I've had to aggressively de-pointerize this code to bring it back into the realm of understandability, and the end result is this:

void LamVelProf(double dP, double L, double d, double mu)
{
    double R = d/2;
    double offset = 0.001;
    
    double profile[7500][4];
    
    int i = 0;
    
    for (double r = 0; r < (R + (offset/2)); r += offset) {
        double vx = 0.0; // Initialize appropriately
        double gvx = 0.0;

        profile[i][0] = r;

        // No idea what this does, or why the return value is ignored
        LamVelProCalc(dP, L, d, mu, r, vx);

        profile[i][1] = vx;

        // No idea what this does, or why the return value is ignored
        LamGenProCalc(r, d, gvx);

        profile[i][2] = gvx;//Results from general profile
        profile[i][3] = i+1;
        
        ++i; //Increasing count by 1
    }

    printf("%i rows generated\n", i);
    
    for(int row = 0; row < i + 1; ++row)
    {
        for(int col = 0; col < 4; ++col)
        {
            printf("%f", profile[row][col]);
            
            if (col == 3) {
                printf("\n");
            } else {
                printf("\t");
            }
        }
    }
}

As you can see there's two function calls buried in there that should probably have pointer arguments, my guess is vx and gvx are intended to be manipulated by that function. In C it is common to use use pointers to manipulate external variables, so a pointer argument almost always means "array" or "mutable argument" depending on context.
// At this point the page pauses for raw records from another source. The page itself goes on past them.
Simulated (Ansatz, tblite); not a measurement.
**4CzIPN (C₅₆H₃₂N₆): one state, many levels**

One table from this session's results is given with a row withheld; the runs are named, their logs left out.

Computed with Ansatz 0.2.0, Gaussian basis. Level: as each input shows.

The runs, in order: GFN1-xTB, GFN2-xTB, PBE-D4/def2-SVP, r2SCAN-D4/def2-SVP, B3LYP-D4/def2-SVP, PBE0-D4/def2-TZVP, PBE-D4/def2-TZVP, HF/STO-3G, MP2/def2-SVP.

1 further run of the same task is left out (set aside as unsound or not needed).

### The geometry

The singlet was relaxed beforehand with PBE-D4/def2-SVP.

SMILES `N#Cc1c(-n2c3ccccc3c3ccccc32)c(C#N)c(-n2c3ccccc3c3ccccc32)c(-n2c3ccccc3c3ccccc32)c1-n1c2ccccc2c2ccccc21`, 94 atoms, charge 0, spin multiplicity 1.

In other words I'd expect to see:

LamVelProCalc(dP, L, d, mu, r, &vx);

Or even better:

double vx = LamVelProCalc(dP, L, d, mu, r);

Where that value is explicitly returned instead.

This should compile and run without crashing now, though note the above mentioned issues.

When it comes to compiler suggestions to fix a problem, remember to take them all under advisement. At the end of the day you're the programmer, not the compiler, and not every educated guess it makes will be a valid interpretation of the problem at hand. If you unwaveringly follow the compiler's advice it may lead you down really, really strange paths, as perhaps has happened here.

As a note, having variables r and R is borderline programmer abuse. Please don't do this.

Another thing to keep in mind is your rather arbitrary use of 7500 here. Is that just a wild guess as to how many entries you'll need? It's almost always better to compute that, you know how the for loop will run in advance so you can do the math, and allocate accordingly.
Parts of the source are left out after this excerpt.